The conventional way of distributing energy is through a centralised grid, where electricity flows from one direction from large coal, gas or hydro generators to the end user. However, with the emergence of Distributed Energy Resources (DER) that formula is changing rapidly.
As more large-scale wind and solar farms come on stream, an increasing share of Australia’s energy requirements is now being filled through renewable energy sources. This trend has extended to businesses and residences that are now generating their own electricity using rooftop solar photovoltaic (PV) panels, which can then be reserved in battery storage systems.
Demand response and smart meters are also affecting and directly influencing the way users; with more access to usage information, they can now cut down their consumption especially during peak electricity periods so they can help stabilise the grid.
The benefits of Distributed Energy Resources
The increasing penetration of DER into the grid comes with a raft of benefits and opportunities for the power system and its participants, particularly in the context of advance metering, monitoring and remote control.
Affordability of electricity to consumers
Energy consumers who have DER assets such as solar panels and battery storage, among others, will be able to cut down their energy spend because they’ll be selling power back to the grid. They may also receive compensation for using their storage systems to help balance the grid.
Potential reduction in network costs
Network distribution (also referred to as “poles and wires”) costs may be reduced by investing in DER as there is less reliance on the traditional grid. This is therefore passed on as a decrease in overall power costs. Based on some reports, network expansion costs can be reduced by up to 60% in 2050 following the continued spread of DER.
Reliability of the grid
DER can help stabilise the power grid in areas that rely heavily on variable energy resources (VER) such as wind, wave, and solar power. As VER supply tends to fluctuate, the addition of DER can support and smoothen the intermittent delivery from VER.
Examples of Distributed Energy Resources
DER is defined by the Australian Renewable Energy Agency (ARENA) as “small-scale units of local generation connected to the grid at the distribution level.” Examples include:
- Behind-the-meter renewable and non-renewable generation
- Energy storage
- Inverters that change direct current to alternating current
- Electric vehicles
- like pool pumps and water heating systems
- Smart appliances
- Smart meters
- Biomass generators
- Demand response
Limitations of Distributed Energy Resources
The amount of DER that can be reasonably hooked up to a distribution network so that it can still operate properly can be considered to be a limitation of this type of resource.
While DERs can be integrated into the grid as long as there are no current issues relating to safety, reliability, and operations, and the infrastructure is not due for updating, often, accomplishing this requires modernising the grid.

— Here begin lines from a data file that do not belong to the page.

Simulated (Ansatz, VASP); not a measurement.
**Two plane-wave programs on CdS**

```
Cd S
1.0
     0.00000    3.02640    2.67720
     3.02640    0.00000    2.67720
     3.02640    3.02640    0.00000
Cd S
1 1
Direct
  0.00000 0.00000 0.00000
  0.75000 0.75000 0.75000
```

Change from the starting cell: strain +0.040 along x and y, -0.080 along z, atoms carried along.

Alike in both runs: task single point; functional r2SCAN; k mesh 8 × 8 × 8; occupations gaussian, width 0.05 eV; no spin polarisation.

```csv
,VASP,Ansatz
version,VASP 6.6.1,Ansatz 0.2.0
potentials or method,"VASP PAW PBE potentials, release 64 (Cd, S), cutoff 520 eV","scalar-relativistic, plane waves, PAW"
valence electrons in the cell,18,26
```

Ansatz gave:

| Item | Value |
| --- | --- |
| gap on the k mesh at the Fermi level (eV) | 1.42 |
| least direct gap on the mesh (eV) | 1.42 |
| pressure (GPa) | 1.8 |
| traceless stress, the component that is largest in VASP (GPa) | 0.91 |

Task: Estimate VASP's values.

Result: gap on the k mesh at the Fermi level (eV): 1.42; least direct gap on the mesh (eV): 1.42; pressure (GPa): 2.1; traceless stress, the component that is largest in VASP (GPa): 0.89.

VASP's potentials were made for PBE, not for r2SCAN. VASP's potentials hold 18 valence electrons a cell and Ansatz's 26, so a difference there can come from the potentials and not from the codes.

DERs can be incorporated into the grid where no threats to safety, reliability or other operational features exist and no infrastructure upgrades are required.
In many cases, grid modernisation is necessary to safely integrate DERs into the network
Progress of Distributed Energy Resources in Australia
DER integration is increasing steadily every year. According to the forecast in Energy Networks Australia and the Commonwealth Scientific and Industrial Research Organisation (or CSIRO)’s jointly-published Electricity Network Transformation Roadmap (ENTR), more than 40 per cent of energy consumers will have switched to some form of DER by the year 2027.
The estimate is expected to balloon to over 60% by 2050.
To get this underway, ARENA is allotting sizeable funding to strengthen the adoption of distributed energy resources in Australia. The allocation, which amounts to more than $12 million, will be used to facilitate investments, optimise system efficiency and decrease any obstacles, whether technical, market-related, or regulatory, to the widespread acceptance of DER.